Sisters’ remorse for misusing social housing

house
Two Huddersfield sisters have admitted lying to Kirklees Council and to the Court about their wrongful occupation of a council house.

Hannah Rafiq (29) and Ayshia Rafiq (30) of Trinity Street, Huddersfield, in 2013 applied for a Kirklees Council property, saying that their mother had asked them to move out. Five months on, not being a priority for housing, they re-applied as homeless, saying they were suffering “honour-based” domestic violence from their father and were soon after allocated a three-bed property in Batley. Investigations by the council found the house was not being used and that the siblings continued to live in Huddersfield with their mother.

In individual statements made before a committal hearing was due to take place, the sisters accepted: “Neither I nor my sister or brother lived at the house in Batley, and I accept that I should not have said that it was our only or principal home. We remained during this time at the family home in Huddersfield which is owned by our mother.

“I am very sorry for the damage caused by our actions in depriving a family in real need of accommodation by making unavailable a three-bedroomed house for four years.”

The sisters when investigated continued to lie to council officials about their use of the property and at a five-day possession order hearing brought by the council in 2017. False statements made in the witness box led the Council to bring proceedings for contempt of court which were due to be heard in the High Court in Leeds 24-28 May 2021.

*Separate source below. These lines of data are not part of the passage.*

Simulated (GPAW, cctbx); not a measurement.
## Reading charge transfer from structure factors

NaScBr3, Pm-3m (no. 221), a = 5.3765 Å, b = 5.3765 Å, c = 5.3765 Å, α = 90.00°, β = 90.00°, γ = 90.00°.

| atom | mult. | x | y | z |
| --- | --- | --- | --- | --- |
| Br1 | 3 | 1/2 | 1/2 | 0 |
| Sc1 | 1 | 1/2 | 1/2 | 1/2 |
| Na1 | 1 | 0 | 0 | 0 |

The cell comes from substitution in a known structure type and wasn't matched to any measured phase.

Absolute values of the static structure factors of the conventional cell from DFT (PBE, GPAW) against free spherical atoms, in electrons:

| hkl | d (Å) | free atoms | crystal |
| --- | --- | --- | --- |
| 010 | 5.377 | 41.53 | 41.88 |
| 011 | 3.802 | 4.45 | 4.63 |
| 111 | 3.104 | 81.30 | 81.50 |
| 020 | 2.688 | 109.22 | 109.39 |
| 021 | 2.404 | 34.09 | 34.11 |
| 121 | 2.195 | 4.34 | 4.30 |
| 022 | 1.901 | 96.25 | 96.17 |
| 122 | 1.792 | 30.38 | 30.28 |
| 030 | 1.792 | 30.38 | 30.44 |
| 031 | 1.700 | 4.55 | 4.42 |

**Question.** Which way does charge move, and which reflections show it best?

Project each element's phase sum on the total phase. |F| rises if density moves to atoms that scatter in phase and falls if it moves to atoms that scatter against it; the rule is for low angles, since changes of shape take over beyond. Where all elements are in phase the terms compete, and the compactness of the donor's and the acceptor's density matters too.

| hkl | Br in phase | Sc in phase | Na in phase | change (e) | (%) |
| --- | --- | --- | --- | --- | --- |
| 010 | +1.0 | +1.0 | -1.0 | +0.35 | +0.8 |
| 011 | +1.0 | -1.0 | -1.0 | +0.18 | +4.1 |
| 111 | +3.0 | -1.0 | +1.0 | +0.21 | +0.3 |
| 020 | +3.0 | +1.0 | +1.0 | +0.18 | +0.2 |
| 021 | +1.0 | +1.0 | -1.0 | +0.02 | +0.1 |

The court has accepted the sisters’ public apologies as an end to the proceedings and commented that the Council has been sensible in negotiating a settlement to avoid the high costs to the public purse of a five-day trial. The sisters also avoid the risk of being sent to prison or fined at the end of a trial. Hannah Rafiq has already paid thousands of pounds in legal costs to the Council. The Court will decide at a short hearing whether the sisters should pay any further costs. 

Naz Parkar, Service Director for Homes and Neighbourhoods at Kirklees Council, said: “Social Housing exists to meet a need in our communities to offer shelter to the most vulnerable and in need. The deception of these sisters led to a property not being able to house a family in need for four years.

 
“The Rafiq sisters admit deception and have learnt the consequences of their dishonesty and realise they were close to a prison sentence. I would also like to praise our investigative team who work tirelessly to ensure our houses are occupied by genuine claimants. I would also like to thank the members of the public who brought their concerns to our attention.” 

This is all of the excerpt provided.